You’ve been scanning away. Time to organize. If you follow the outlines of this flexible system you will always be able to find your digital documents. Pictures are a separate topic.
I use an external hard plugged into a USB port for my genealogy. It keeps my genealogy all in one place, can be easily removed and taken with me if needed and – this is important – it gets automatically backed up with my offsite backup procedure. It also makes it easier to create your own filing system because you don’t have to fight with your operating system’s idea of where things should be filed.
Name your people files in the following manner: birth surname, first name, type date location. An example: Downing William census 1860 Chester.pdf. I suggest you stick to surname then first name. If you want a different order for the other information that’s fine. There is no right or wrong. You are the one who has to find the documents later. Just be consistent.

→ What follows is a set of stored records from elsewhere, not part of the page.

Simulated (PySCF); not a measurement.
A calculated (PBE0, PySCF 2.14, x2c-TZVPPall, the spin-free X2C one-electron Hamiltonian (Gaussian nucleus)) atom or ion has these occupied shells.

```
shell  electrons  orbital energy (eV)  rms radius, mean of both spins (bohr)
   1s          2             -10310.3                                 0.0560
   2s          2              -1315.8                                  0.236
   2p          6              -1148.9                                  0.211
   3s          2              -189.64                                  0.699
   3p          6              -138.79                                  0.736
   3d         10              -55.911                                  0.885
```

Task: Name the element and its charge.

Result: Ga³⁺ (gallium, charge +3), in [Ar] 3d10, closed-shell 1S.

The key, at least in my experience, is to be consistent. Consistency trumps just about everything. If you use a numbering system the number should be the first word in the file name. I don’t use a numbering system. It’s just one more thing to organize and remember but if a numbering system works for you do it.
Make eight directories, one for each birth surname of your great grandparents. Keep in mind that if you are doing this for your children that would 16 directories. Put everything pertaining to that ancestor in that folder. If you have a lot of information on ancestors prior to your great grandparents you may chose to make a separate directory for additional surnames. It doesn’t matter how many directories you make. This is digital. You have the room. Do what works for you.
I hear you. What about great grandmother Jane who was born a Smith and married a Jones? Put her in Smith. If you want to put a copy in Jones go for it. It’s digital. Duplicates aren’t an issue.
Also make directories for cemeteries, census, birth, marriage, death, land, etc. If you collect funeral cards make one for those. My census file has subdirectories for each federal census. A copy of all census documents I have is in that directory. Another copy of the individual page is in the appropriate surname directory. For documents in these files the name might be 1880 Census Illinois Logan Laenna.pdf. Illinois is obviously the state, Logan is the county and Laenna is the township. Using spaces between words makes it easier to find them through a digital search if needed.
Get the idea?
Now go to http://www.voidtools.com/ and download the free Search Everything. If you goofed in spelling but you included all the elements you can search on any one of the elements and find the file.If you misfiled it you can still find it. Search Everything only searches files on your computer, including the drives attached by USB. It will not search network attached storage or home servers.